Friday, March 29, 2013

Did CSU miss a chance to move up?

Going into the last weekend of the Horizon League schedule in 2010-11, Cleveland State was in first place with Milwaukee and Green Bay visiting the Wolstein Center.

The Vikings, led by future first-round draft pick Norris Cole, had a chance to earn homecourt advantage and a bye to the semifinals of the league tournament.

But an 87-83 loss to Milwaukee in the penultimate game of the regular season stripped the Vikings of those luxuries. With no bye, they beat UIC and Wright State in the early rounds of the HL tournament before losing to Butler in a semifinal and setting for the NIT.

What if the Vikings hadn't lost that game, and won the conference tournament on their home court to advance to the Big Dance for the second time in three years?

Could those NCAA tournament berths, plus producing an NBA player, have given CSU enough momentum to move up and out of the Horizon League, as Butler has?

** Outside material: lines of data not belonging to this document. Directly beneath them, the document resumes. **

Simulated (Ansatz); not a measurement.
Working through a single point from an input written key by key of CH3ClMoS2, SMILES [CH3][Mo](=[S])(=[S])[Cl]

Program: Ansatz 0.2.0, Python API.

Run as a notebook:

CSU wouldn't end up in the new Big East like the Bulldogs, because it is neither Catholic nor private (although the Vikings might have put up more of a fight than DePaul has in the past few years).

But the spots vacated by schools moving out of the Atlantic 10 or the Missouri Valley could be for the taking by a non-football school like CSU, right?

Maybe not.

Yes, CSU started a nice run with an NCAA tournament bid in 2009, and they should have gotten more out of the 2011 season. Yes, Cleveland is a big-enough market.

But CSU runs into trouble because it's not a big part of the market. Cleveland has two all-sports radio stations, and CSU games aren't on either of them. Cleveland also has two regional sports TV networks, but eight of the Vikings' 10 TV appearances in 2012-13 were on ESPN2, ESPNU or ESPN 3. This is a pro sports town first, Ohio State second. CSU and the MAC get what's left.

Also, even with the capacity in the Wolstein Center cut from 13,610 to 8,500 by a curtain, they are lucky to draw half the house.

Perhaps some more attractive opponents would help CSU sell more air time and tickets.

But there seems to be a feeling that if CSU can't move up to a higher-profile basketball-first league during all the conference shuffling going on now, when will it?